Canadian technology startup Kik Interactive Inc. is shutting down its messaging app and laying off most of its staff as it looks to deploy its remaining resources on defending itself in a legal battle with the U.S. Securities and Exchange Commission over its cryptocurrency venture.

More than 100 employees will be affected as the company pares down to just 19 staff and shifts its focus to getting users to buy its digital currency, Kin.

“Together these changes will drop our burn rate [spending in excess of income] by 85 per cent, putting us in position to get through the SEC trial with the resources we have,” Kik’s founder and chief executive officer Ted Livingston said in a post on Medium.

As regulators around the world grapple with how to address new fundraising methods facilitated by virtual currencies, Kik has found itself in the crosshairs of the SEC. The U.S. regulator sued the Waterloo, Ont.-based company in June for allegedly conducting an illegal securities offering when it raised US$100-million by selling its Kin token in 2017. A total of US$55-million was raised from American investors through the token sale, according to the SEC.

In court documents, the SEC alleges that Kik’s decision to issue tokens was motivated by financial troubles.
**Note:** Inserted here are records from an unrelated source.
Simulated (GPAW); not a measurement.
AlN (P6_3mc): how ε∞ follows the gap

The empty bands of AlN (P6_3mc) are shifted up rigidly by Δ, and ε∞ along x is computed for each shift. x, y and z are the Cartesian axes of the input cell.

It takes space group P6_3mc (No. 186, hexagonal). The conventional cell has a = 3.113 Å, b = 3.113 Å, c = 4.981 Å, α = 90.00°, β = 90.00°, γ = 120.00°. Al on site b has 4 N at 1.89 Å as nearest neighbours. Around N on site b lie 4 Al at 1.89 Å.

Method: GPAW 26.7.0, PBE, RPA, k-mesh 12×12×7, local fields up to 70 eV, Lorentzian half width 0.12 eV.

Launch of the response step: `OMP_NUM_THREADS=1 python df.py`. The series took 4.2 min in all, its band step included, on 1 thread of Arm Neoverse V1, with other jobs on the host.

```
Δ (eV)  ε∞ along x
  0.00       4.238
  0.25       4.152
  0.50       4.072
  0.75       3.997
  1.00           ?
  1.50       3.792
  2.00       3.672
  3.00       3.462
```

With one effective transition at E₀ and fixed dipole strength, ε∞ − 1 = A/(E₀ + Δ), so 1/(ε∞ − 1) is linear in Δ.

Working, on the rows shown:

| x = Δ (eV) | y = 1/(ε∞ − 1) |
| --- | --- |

“Despite Kik Messenger’s initial success and the company’s receipt of venture capital funding, Kik’s costs have always far outpaced its revenues, and the company has never been profitable,” the SEC alleges in a complaint filed with the United States District Court for the Southern District of New York.

In late 2016 and early 2017, the number of people using Kik Messenger waned and the company, which had insignificant revenue, expected it would run out of cash to fund its operations, according to the SEC. It hired an investment bank to try to sell itself to a larger company, but no buyers emerged.

“Faced with a shrinking financial ‘runway,’ Kik decided to ‘pivot’ to an entirely different business and attempt what a board member called a ‘Hail Mary pass:’ Kik would offer and sell one trillion digital tokens in return for cash to fund company operations and a speculative new venture,” the SEC alleges.

Kik did not immediately respond to a request for comment.

At the time of the sale, Kik said it planned to integrate the token into its messaging app and use the money it raised to build a new ecosystem of digital services.

Currently, there are more than two million people earning Kin and 600,000 spending it every month, Mr. Livingston said on Medium. Users can earn Kin by participating in activities such as polls and quizzes.

“While losing Kik will have a big impact on these numbers, the continued growth of the Kin ecosystem has more than made up for it,” he said. There are dozens of apps that accept the currency including a dating app called Matchmaker, a social platform called GoChallenge.me and a decision-making application called Swelly.

Fred Wilson, a partner at Union Square Ventures, one of Kik’s investors, described the move to shutter the Kik messaging app as a hard decision. Although its popularity has waned because of competition from rivals such as iMessage, WhatsApp and Facebook Messenger, Mr. Wilson said in a blog post that the app still has almost five million daily users.

“But it has never been a profitable business in a market full of free competitors,” he added. “The decision to shut Kik and scale back to a small core developer team is all about continuing to support the Kin cryptocurrency.”